On the map, the famous W-trek around Torres del Paine National Park seems quite small. I therefore decided that myself and Simon would complete the
full-circuit trail, passing over the mountains and around the North end of the park. Turned out to be 130km.
The weather down here is notorious for being unreliable, and it lived up to its name. In general, though, it was pretty good when we needed it to be. The first day started off with a short but steep hike up the Valle Ascencio. It was only about 10km but with enough food for eight days and a tent on our backs it was pretty tough.
We set up the tent in the free CONAF campsite Torres, with its triangular park ranger tower, then legged it another 2km up the mountainside to see the park's big-ticket item, the
Torres del Paine (towers of Paine).
The three monolithic pieces of rock, perched above a jade-green glacial lake, tower over the entire national park. The day had been fairly cloudy, hiding the towers, but there happened to be a window of clear-ish sky when we got up there :-) I sat and stared for about an hour wondering if I could climb the tallest one.
It rained quite a lot that night so we woke up quite wet and very cold. Some morning coffee got the blood running and we headed down to the nearest paid campsite to steal their hot water and try to warm ourselves up. We were in a bit of a rush when buying supplies - the cereal I'd bought turned out to be a low fat, get-in-shape type cereal - not what you really want for calorie-burning hiking. According to the box I will be ready for my bikini in 14 days. Oh yes.
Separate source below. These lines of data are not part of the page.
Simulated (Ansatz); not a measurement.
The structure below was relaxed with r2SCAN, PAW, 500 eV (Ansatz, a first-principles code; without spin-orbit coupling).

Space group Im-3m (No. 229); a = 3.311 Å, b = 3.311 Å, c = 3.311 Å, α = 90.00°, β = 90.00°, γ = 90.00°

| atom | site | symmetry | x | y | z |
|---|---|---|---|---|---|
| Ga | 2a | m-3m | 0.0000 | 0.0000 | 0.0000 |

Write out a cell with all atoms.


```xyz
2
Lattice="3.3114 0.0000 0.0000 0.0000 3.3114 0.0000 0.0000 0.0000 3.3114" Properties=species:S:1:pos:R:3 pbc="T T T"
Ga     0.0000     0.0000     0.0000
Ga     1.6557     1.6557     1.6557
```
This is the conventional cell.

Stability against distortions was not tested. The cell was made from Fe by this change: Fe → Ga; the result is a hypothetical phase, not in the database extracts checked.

Day two was going to be a long day. We planned to walk all the way to the next free campsite, Italiano, in the Valle Frances, about 24km. We soon dried off and passed a wonderful bit of countryside, rolling green hills and gleaming-blue lakes giving way to snowy mountains.
It would have been an easy day if it hadn't have rained, but it poured down for the last hour, so we arrived dripping wet! Munching through another kilogram of food dried us off and warmed us up and we were ready to head up the valley the next day.
Walking up the valley the next morning was like approaching Mordor. Dense, low-hanging cloud masked the surrounding mountains, and every few minutes a huge thunder-like rumbling reverberated down the valley as huge chunks of ice snapped off the Glacier del Frances and crashed down the mountainside.
Once we gained some altitude there were short moments where a gap would form in the clouds, revealing various mountain tops. I would have rather had a completely clear day with a panoramic view, but it did produce some spectacular effects, like floating rocky castles in the sky or windows into other dimensions...
After coming back down, we packed up the tent and headed off on a fairly flat 20km walk to Refugio Grey, right next to Glacier Grey. This took us into the section of the park that was largely burned down only 11 months ago when an Israeli hiker tried to light a campfire by burning a roll of toilet paper. You can easily see the line of devastation and even now, almost one year on, the area smells of burnt stuff - hopefully nature will take over and clean it all up soon.
After a lot of burnt trees, we were really excited when we encountered Glacier Grey! It stretches 28km into the mountains and has an area of 270km², just a bit bigger than the Perito Moreno glacier in my last post. Unlike that glacier, I was going to be able to hike right along Glacier Grey the next day!
We had a lie in and got going at about 10am. About 10 minutes later disaster struck. Simon had been feeling weird all morning and realised that he had some kind of stomach bug/food poisoning. In the end, he decided that he couldn't go on. Ironically, this was on the one day where we weren't doing much walking.
He wasn't particularly bothered about this - he'd completed the W-trek and wasn't too keen on the idea of hiking the mountain pass part of the circuit anyway - but I had a decision to make. Hiking these kind of long treks alone is not normally recommended, so I should probably have gone home too. But I had been waiting to do this trek for aaaages, especially the mountain pass section. In the end I decided to go it alone.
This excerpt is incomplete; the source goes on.